[QUOTE=GoodTimes;n9817158]
[QUOTE=Moesha;n9817048]
and the most strange and hypocritical thing about this is the trainers all liking posts on facebook, etc supporting her- ummm more than half your barn are “talentless amateurs”- how does that even make sense?
I’ve never been able to figure out the disconnect between the clientele at that barn and the daughters, other then the simple fact that not everyone wants to go to the Olympics.
And not everyone can become a great rider, regardless of how much they want it or how much money they spend. Now, I am a firm believer that most people can become good, proficient riders, with lots and lots of time in the saddle. But the reality is that not a lot of people have that time, because they work to support those horses and trainers and their own families.
Why on earth should they feel bad they don’t have the time to become a professional rider?? Why should anyone feel bad they aren’t as good as someone who for whatever reason has access to more horses, better horses, and more time to ride?
But then you have people like me, I’ve been lucky enough at times to work as a professional in various capacities, but as my partner of several years liked to scream at me, I don’t have “the heart of a champion” :lol::lol::lol::lol: or as my best rider points out, I want to keep everything, and my friends send my links to wormy bellied weanlings, and I have more than once bought a starving horse out of a field. And when people in Florida ask what levels I’m competing at I get to say “I’m very good with young horses.” And I don’t mean that in the sense that I ride the stupids, but that I have a narcoleptic effect on many horses and help them relax. When my rider’s big dinosaur (my profile pic) threw himself on the pavement when my rider got on him, guess who got to ride him? Because I’m soothing. When the young horses are freaking out to the extent that one actually split my rider’s helmet brim throwing their heads backwards while gazelle leaping, guess who gets to ride them? And again, not because I “ride through it,” but because they just don’t do it with me. And then my rider says what did you do? And I get to say “trotted around like a child on their pony?” When the awful mare was awful in Portugal, who spent several hours on her just walking around the show grounds?

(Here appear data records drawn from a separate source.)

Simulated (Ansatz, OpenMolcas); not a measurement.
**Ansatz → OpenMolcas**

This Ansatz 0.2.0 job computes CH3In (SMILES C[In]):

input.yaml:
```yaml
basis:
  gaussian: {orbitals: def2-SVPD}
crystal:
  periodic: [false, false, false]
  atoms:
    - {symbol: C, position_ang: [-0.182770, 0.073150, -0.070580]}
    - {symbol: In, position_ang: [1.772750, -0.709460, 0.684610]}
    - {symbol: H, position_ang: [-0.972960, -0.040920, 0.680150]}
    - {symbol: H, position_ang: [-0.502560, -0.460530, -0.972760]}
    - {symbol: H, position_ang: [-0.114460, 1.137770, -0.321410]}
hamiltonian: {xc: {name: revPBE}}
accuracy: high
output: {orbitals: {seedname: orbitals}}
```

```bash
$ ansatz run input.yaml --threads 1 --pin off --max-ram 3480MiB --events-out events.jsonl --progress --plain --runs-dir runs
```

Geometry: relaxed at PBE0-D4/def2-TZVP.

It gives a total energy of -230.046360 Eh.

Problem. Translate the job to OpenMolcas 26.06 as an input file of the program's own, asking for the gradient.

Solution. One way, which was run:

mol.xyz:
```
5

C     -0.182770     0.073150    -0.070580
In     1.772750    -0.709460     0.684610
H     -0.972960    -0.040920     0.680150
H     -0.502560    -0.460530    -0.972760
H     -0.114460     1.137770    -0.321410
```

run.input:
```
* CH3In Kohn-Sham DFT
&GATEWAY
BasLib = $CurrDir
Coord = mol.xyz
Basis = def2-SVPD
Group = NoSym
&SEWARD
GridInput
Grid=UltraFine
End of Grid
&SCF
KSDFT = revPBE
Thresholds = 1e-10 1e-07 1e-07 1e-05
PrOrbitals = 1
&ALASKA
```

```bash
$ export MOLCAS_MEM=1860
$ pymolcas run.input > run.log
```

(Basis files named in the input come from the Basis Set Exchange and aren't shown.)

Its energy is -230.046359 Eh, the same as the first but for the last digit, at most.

But I’m also the person who my rider says so do you think you would want to maybe show some of the young jumpers, and then I come around a corner on a horse who has literally jumped 1.40 with an 11 year old, and I get a little weepy at the .90 fence, and we all realize that…I don’t have the heart of a champion :lol::lol::lol: But man do I want to ride in the 2’6 grooms classes :yes::yes::yes::yes: And I flat well.
Other than the sheer mean spirited-ness of Katie’s remarks and the absurdity of professionals with programs that cater to amateurs reposting them, I do wonder how the sport would function if all of these talentless amateurs simply disappeared. And I don’t mean took their money elsewhere, I mean like they just didn’t exist in this idealized world of talented professionals.